- ETF manager Taylor Sohns says that age shouldn’t necessarily dictate how you invest.
- Instead, think about your time horizon, which will depend on your specific goals.
- For example, if you want to save up to buy a home, your time horizon might be three to five years.
When it comes to investing, age matters.
The sooner you put your money to work, the more you can take advantage of compound interest. People who start investing in their 20s have a major advantage over someone who starts in their 40s.
That said, your age is not the most determining factor when it comes to selecting how to invest.
“The number one thing that dictates how you invest is not your age,” ETF manager Taylor Sohns told Insider. “What should dictate it is your time horizon.”
Your time horizon is the time you plan on having your money grow in the market before pulling it out for a specific goal. For example, if you want to save up to buy a home, your time horizon might be three to five years. If you’re preparing for retirement, your time horizon depends on your expected retirement age.
When it comes to choosing where to invest your money, your specific goals — and when you actually need the money to achieve them — are more important than how old you are.

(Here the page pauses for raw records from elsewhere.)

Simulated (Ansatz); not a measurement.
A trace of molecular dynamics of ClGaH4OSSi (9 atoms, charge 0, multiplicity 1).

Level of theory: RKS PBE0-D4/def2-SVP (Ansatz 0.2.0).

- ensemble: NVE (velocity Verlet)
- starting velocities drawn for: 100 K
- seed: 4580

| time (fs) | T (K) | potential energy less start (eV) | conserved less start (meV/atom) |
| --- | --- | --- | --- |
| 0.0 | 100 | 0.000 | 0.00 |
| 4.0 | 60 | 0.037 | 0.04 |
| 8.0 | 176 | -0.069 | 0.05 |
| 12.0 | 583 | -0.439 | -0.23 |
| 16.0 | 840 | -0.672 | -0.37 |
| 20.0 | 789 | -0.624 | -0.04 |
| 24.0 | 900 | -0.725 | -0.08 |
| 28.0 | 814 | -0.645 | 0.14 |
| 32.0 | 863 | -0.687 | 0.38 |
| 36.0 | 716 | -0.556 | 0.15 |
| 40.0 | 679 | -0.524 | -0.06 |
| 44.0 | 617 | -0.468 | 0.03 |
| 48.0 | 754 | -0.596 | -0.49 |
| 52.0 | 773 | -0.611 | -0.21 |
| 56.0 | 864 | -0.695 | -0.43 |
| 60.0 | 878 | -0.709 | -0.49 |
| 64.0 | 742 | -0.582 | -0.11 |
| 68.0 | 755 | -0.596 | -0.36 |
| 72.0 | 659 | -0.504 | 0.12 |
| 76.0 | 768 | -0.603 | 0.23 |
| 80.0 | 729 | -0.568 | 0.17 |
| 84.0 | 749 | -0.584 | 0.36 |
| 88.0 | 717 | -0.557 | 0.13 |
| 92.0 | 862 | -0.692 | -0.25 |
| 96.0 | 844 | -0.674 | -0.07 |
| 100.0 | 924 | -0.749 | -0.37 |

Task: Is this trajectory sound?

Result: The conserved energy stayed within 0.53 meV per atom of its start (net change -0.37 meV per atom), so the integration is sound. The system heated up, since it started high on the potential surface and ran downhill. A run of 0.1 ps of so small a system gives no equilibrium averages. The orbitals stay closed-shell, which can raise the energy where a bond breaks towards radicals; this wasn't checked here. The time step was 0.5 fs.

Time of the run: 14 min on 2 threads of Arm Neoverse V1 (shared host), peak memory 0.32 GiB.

You might be in your 20s, with a lot of time on your side and the ability to take on more risk when it comes to your retirement dollars, but if you’re saving up for a short- or medium-term purchase, you don’t have as much time for your money to bounce back if the market dips.
As Sohns puts it: “You may be 25 years old, but if you’re going to purchase something in five years, like a house, that dictates how you invest, not your age.”
If that’s the case for you, you might want to invest your down payment-specific dollars in something more conservative that is less likely to fluctuate drastically.
On the flip side, you may be close to retirement or even in retirement, but that doesn’t always mean you have to be extra conservative with how you invest your money.
“If you’re 75 and you’ve got $100 million, you can be as aggressive as you want because that’s likely getting passed down to your heirs,” said Sohns. “That’s not money that needs to be ultra-conservative, like it would have to be for a 75-year-old that has to live off their investments.”
His main point is that your age is just one factor when it comes to figuring out how to invest. Rather than determining what type of investments to buy based on how old you are, spend time thinking about your financial goals and when you want to achieve them.
Once you have a specific goal in mind, you can start figuring out the smartest way to invest to achieve it.
“The goals are the top of the funnel that dictate what you’re trying to do with your overall investment,” said Sohns. “If your goals don’t align with what the asset allocation looks like, you can put yourself in a tough spot.”
When it comes time to actually put your money to work, spend time researching various investment vehicles and “invest in what you know,” he advised. As a rule of thumb, “if you can’t explain something to me, you can’t buy it.”